A 4.2 magnitude earthquake followed by a strong aftershock rattled Southern California early Wednesday morning, awaking thousands of people.
There were no reports of damage or injuries.
The quake struck at 2 a.m. and was centered offshore, 16 kilometers south of Malibu Beach and due west of Los Angeles, at a depth of 14 kilometers, according to the U.S. Geological Survey.
The quake was followed by a 3.5 magnitude aftershock at 2:03 a.m. and progressively weaker aftershocks at 2:22 a.m. and 2:38 a.m.
The temblor prompted the Los Angeles Fire Department to go into earthquake mode, which involved a rapid infrastructure survey of all major “areas of concern,” LAFD said.
“Your LAFD completed a strategic 470 square-mile survey of the City of Los Angeles following the 4.2M earthquake near Malibu. No damage or injuries were reported and normal operational mode has resumed,” LAFD announced at 2:45 a.m.
No tsunami warning was issued by the National Oceanic and Atmospheric Administration.
Wednesday’s quake was centered approximately 17 miles southwest of the magnitude 6.7 Northridge Earthquake of 1994 which killed 72 people and caused more than $20 billion in damage.

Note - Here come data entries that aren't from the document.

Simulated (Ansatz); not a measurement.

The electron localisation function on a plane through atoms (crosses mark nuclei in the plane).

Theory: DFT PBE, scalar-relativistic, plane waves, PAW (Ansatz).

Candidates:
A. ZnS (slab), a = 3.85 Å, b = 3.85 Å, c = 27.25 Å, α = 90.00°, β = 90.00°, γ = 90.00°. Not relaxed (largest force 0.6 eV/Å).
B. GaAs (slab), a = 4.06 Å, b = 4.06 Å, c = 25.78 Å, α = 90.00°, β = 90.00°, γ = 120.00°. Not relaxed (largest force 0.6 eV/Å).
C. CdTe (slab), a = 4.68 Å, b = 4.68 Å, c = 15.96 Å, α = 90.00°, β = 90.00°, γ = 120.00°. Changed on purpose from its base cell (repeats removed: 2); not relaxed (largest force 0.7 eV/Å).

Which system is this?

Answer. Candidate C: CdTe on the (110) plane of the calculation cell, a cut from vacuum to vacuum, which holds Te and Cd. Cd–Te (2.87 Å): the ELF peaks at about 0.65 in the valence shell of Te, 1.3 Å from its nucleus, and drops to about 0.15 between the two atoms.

- CDC: How to stay safe during an earthquake
- USGS: How to prepare for an earthquake
- What to do after an earthquake
Hundreds of earthquakes are recorded in California each year. Most are extremely minor.
According to the California Department of Conservation, the strongest quake ever recorded in the Golden State measured magnitude 7.9 and struck Fort Tejon on Jan. 9, 1857.